Earlier this year Nielsen Norman Group updated their research on usability for teens. Their summary aligns with our own best practices for teens: despite teen’s confidence in their online abilities, limited patience and underdeveloped reading and research skills keep teens from preforming as well as adults in task completion.
Below are the top five tips from NNG for keeping teens on your site.
1. Avoid boredom.
If you’ve ever met a teen, this one does not come as a surprise. Strike a balance by illustrating concepts visually or by engaging teens with interactive content like quizzes, voting, forums or photo sharing.
We recently created a website as part of ‘The Fly Effect,’ a statewide public awareness campaign designed to combat a growing heroin epidemic. We balanced copy, with an interactive “chose your own adventure” style game where teens could experience the escalating effects of heroin rather than just reading about them.
2. …And entertainment overload
What might surprise you is that teens react as negatively to entertainment overload as they do to boring copy. Reign in the desire to add multimedia or interactive features simply because of a younger audience. Teens have a strong appreciation for aesthetics and a cluttered site will actually be a frustration.
3. Write (and format) well
Teens, especially younger teens, read at about a 6th-grade level. This is a lower reading level than an adult audience because teens are still developing reading and comprehension skills. Small chunks of copy with lots of white space will help with retention. And whatever you do, don’t talk down to teens. Make sure your content is not cloying or childish and uses the word ‘teen’ rather than ‘kid.’
On the FACT (Fighting Against Corporate Tobacco) website that we created for the Wisconsin Department of Health Services, we eliminated as much copy as possible and used infographics to highlight key statistics.
4. Let teens control social
Teens are surprisingly protective of their social accounts. Allow teens to share at their discretion and include email as an option. Their online presence is their personal brand and they prefer to keep their online activities invisible. Forcing a teen to log in with a social account will violate trust.

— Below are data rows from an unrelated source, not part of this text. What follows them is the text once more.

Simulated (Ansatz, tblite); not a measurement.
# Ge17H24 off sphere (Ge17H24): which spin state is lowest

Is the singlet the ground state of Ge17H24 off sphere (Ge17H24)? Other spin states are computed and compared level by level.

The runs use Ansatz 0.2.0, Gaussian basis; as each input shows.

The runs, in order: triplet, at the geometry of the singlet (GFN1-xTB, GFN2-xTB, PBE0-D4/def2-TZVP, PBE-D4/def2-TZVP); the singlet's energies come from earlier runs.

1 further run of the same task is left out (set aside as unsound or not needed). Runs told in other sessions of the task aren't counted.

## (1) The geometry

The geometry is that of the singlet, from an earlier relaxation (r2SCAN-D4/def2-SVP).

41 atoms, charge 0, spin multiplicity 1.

5. Design for smaller screens and older devices
Your designer has a big, glossy Mac but the average teen has a hand-me-down laptop from their folks. Or they are online from their mobile device. In either case, design for smaller resolutions and make sure that interactions can be completed on a track pad or phone.
Load time is crucial as well. Teens have zero patience for a site or feature that is clumsy or slow to load. Keeping load times down benefits all of your visitors, not just teens.